Pittsburgh airport to host fracking sites starting this month


The floundering Pittsburgh International Airport is expected to soon begin earning nearly a quarter of its annual operating budget by letting a local energy company conduct fracking operations deep under the once booming air traffic hub.

On Monday, the New York Times reported first that the airport in southwestern Pennsylvania — the second busiest in the Keystone State — cut a deal with Consol Energy that will let the oil and gas company begin drilling next month to extract resources from beneath PIT by way of fracking, or hydraulic fracturing.

Earlier this year in March, the Pittsburgh Post-Gazette reported that Alleghany County, PA is expected to gain upwards of $500 million during the next two decades by letting Consol drill as many as 60 wells on 8,800 acres of airport property, the likes of which would yield an estimated 280 billion cubic feet to 800 billion cubic feet of natural gas, according to the paper.

Consol will now drill its first well there later this month, the Times reported this week, which will be dug outside of the airport’s fence but will nevertheless aim to extract resources buried underneath the facility’s terminals and runways by pumping liquid around 6,000 feet below the earth.

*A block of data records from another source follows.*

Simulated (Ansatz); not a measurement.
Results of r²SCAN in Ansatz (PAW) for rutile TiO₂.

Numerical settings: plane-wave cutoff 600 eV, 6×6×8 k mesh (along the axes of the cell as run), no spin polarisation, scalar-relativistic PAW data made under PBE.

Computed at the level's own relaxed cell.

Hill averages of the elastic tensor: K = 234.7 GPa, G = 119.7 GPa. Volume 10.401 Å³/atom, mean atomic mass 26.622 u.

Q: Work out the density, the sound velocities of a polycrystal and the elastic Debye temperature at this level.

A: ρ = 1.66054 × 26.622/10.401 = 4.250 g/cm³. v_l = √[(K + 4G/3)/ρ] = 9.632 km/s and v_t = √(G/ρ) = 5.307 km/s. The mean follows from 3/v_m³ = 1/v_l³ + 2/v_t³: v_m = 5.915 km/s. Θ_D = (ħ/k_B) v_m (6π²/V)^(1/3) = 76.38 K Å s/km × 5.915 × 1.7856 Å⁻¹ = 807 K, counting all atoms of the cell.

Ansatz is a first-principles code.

“It’s like finding money,” Alleghany County Executive Rich Fitzgerald told the Times. “Suddenly you’ve got this valuable asset that nobody knew was there.”

Indeed, PIT is expected to pull in $20 million annually as part of the operation — a substantial chunk of the less than $91 million it currently costs to operate the 75-gate facility; according to the Times’ Matthew L. Wald, the airport today only handles about half of the flights it did a decade ago, and around 42 percent of its annual budget is being used currently to handle debts.

Profits aside, however, fracking plans are expected to continue attracting criticism from opponents who argue that the potential safety risks of those drilling operations aren’t fully understood yet: earlier this year the New York Court of Appeals ruled that municipalities within the Empire State can elect on their own to ban fracking operations within their own locales, and the city of Los Angeles, California has outright banned the drilling process altogether.

“It uses excessive amounts of water in a drought, and most significantly for me is the incredible risk of devastating earthquakes,” Councilmember Mike Bonin, a co-sponsor of the proposal that banned fracking in LA, told KNX 1070 Newsradio earlier this year with regards to why he wanted to keep drilling out of the area.